Chemical Brothers on a beach, courtesy of Clockenflap
The Chemical Brothers, on a beach somewhere. Photo courtesy of Clockenflap

The path for Clockenflap was crucially paved by Sweeting and the team’s success in fostering a scene in Hong Kong. They’d started booking hip and cult bands and got around the lack of suitable concert venues by hiring an Italian restaurant in the heart of the city and clearing the tables and chairs to form a stage. The first band asked to play in this strictly DIY atmosphere was a little-known British act called The Young Knives.

“My band used to tour around with them a fair bit in the UK, so it was easy to sincerely say to them, ‘I have no idea what’s going to happen, but whatever does, we’re going to be at the start of it, so it’s likely going to be lots of fun’,” Sweeting explains.

The Young Knives agreed, and their one-off gig was followed by other trendy acts such as British Sea Power, Canadian dance artist Caribou and the British experimental band These New Puritans.

“Those shows were right when the momentum started to feel like it might turn and I went from feeling like I was continuously hitting my head on a brick wall to thinking maybe, just maybe, there’s hope,” Sweeting says.

Clockenflap organiser Justin Sweeting. © Clockenflap
Clockenflap organiser Justin Sweeting. © Clockenflap

The project has yet to break even, but Sweeting says the team’s policy of fostering the city’s reputation as a local music hub is helping to generate better returns each year for Clockenflap. For others struggling to make a living from rock in Hong Kong, it has been a financial godsend. When the time came to restart the festival, the organisational pieces were in place, and so was the first headliner: The Young Knives.

The first Clockenflap was held in a concrete public space in the middle of a largely empty housing development called Cyberport. It later expanded into a harbourfront plot earmarked for cultural arts events –the West Kowloon Cultural District. That’s since been closed and the event takes place this year at a prime harbour-facing location in the middle of Hong Kong Island’s central business district.

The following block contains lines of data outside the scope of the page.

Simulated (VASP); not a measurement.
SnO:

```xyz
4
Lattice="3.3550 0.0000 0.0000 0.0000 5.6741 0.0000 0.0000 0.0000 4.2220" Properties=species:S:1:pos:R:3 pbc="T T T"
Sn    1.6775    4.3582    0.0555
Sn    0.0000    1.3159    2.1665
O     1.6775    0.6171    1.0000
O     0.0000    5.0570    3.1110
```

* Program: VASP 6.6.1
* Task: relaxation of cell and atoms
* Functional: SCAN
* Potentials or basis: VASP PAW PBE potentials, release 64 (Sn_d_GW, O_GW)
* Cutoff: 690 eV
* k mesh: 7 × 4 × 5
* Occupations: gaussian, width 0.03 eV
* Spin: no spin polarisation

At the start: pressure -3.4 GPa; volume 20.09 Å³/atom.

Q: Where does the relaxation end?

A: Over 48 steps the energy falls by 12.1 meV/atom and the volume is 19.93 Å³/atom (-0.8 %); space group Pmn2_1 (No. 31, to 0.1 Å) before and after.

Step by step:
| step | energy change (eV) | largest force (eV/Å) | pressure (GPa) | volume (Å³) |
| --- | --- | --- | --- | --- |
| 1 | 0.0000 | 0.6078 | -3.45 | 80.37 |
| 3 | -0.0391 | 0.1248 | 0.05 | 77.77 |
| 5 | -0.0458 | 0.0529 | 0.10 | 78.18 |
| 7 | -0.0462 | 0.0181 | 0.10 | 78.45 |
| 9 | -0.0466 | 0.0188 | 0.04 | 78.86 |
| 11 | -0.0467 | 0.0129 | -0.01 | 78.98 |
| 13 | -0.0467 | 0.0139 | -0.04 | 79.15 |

Sigur Ros, courtesy of Clockenflap.
The music of Sigur Ros does things to your brain. Photo courtesy of Clockenflap

“It’s educated Hong Kong people to pay money to attend music events,” said Chris-B Underground, a former member of the all-girl band Sisters of Sharon who now runs club nights that showcase local talent. “It sounds ironic but, seriously, prior to Clockenflap, people expected free.”

For Sweeting, success comes in seeing bands play: the reason he and his colleagues began promoting gigs in the first place.

“Festivals occupy an important space creatively and culturally for a city, and perhaps even more critically and simply, they are absurd levels of fun,” he says. “We could all do with a bit more fun factor in our lives.”